Mangrove Removal Bill – Futile and Flawed

Local Mangrove Removal Bill Takes Chainsaw To Legal Rights

For over a decade a debate has raged in some local communities between those who regard mangroves as an invasive weed and others who appreciate their ecological role as coastal nurseries. Now the Thames-Coromandel and Hauraki District Councils want a local Bill passed in Parliament for the sole purpose of enabling mangrove removal. One law just for mangroves and one law for everything else? 

The Bill absurdly attempts to nullify the Resource Management Act and all other laws controlling mangroves. Pardon? Really?  This is not a serious and credible effort to resolve the issues.  Instead, it has the hallmarks of a populist but futile attempt to appear to be “doing something”?  

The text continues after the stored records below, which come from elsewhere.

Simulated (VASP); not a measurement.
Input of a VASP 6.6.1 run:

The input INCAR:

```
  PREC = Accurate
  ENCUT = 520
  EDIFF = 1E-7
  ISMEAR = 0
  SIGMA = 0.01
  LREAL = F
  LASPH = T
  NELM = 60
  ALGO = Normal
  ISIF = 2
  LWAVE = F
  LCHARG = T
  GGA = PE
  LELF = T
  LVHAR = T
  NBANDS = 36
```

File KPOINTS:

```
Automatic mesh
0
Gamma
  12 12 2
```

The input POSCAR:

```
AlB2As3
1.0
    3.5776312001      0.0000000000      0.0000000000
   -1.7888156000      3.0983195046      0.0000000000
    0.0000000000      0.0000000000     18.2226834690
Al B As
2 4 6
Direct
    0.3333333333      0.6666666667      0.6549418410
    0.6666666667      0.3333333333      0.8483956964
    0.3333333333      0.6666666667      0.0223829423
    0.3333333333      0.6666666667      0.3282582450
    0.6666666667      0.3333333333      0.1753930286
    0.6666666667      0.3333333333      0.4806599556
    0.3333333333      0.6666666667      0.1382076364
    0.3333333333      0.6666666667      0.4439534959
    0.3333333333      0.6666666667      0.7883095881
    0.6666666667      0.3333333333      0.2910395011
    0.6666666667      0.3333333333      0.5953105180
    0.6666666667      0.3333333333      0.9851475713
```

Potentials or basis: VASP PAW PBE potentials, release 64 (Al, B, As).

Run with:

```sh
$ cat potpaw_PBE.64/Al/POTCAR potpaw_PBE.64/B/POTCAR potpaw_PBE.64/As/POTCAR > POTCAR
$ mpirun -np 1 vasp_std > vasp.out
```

The “weed” versus “nursery” arguments have been well rehearsed.  But the vital role mangroves play as a natural shield against storm tide surges, erosion, and sea-level rise has largely been ignored.  

Mangroves have been well proven to be a very effective defence against storm tides and erosion because they dissipate wave energy.  Farmers next to the Hauraki Plains coast with has a fringe of protective mangroves reported little wave action during cyclone Drena in 1997.  Drena caused over $3 million of damage to Moanataiari suburb in Thames which had a sea wall.

The Parliamentary Commissioner for the Environment has confirmed that extremely damaging storm tides such as Drena, which are currently 1-in-100 year events, will occur every year with just 0.5 m of sea level rise.  0.5 m of sea level rise is certain, the only uncertainty is how soon. 

half M rise ann event Parl Comm

The Lower Firth already has New Zealand’s highest ever recorded storm tide rise of 1m.  Storm tides and currents are often intensified in harbours and estuaries. 

 A Waikato Regional Council  Report on Mangroves in the Lower Firth of Thames had this conclusion in the Executive Summary:

“Coastal hazards mitigation

The mangrove forest provides a number of ecosystem services, which mitigate the potential coastal erosion and inundation hazards that exist for the low-lying Hauraki Plains. 

 The present-day mangrove forest provides a high level of protection to the stopbank from wave-induced coastal erosion”

The Councils are already being pressured by coastal property owners to provide “hard” barriers against coastal erosion and flooding.  A quick review of the maps on Councils coastal hazard website will confirm that many of the very same areas at most risk from storm tides and tsunami have a protective mangrove fringe.

It is nonsensical to tear out a highly effective natural barrier against storm tides, erosion, and sea level rise only to then replace it with a hugely expensive and ineffectual wall or other “hard” structure.

To a lesser extent mangroves also provide some measure of protection against a tsunami. Numerous studies following the Christmas Day tsunami in 2004 showed that places with mangrove protection suffered much lower loss of life, and damage to property than areas with no mangroves.  Mangroves are trees so they are also a great resource to sequester carbon and help reduce co2 emissions.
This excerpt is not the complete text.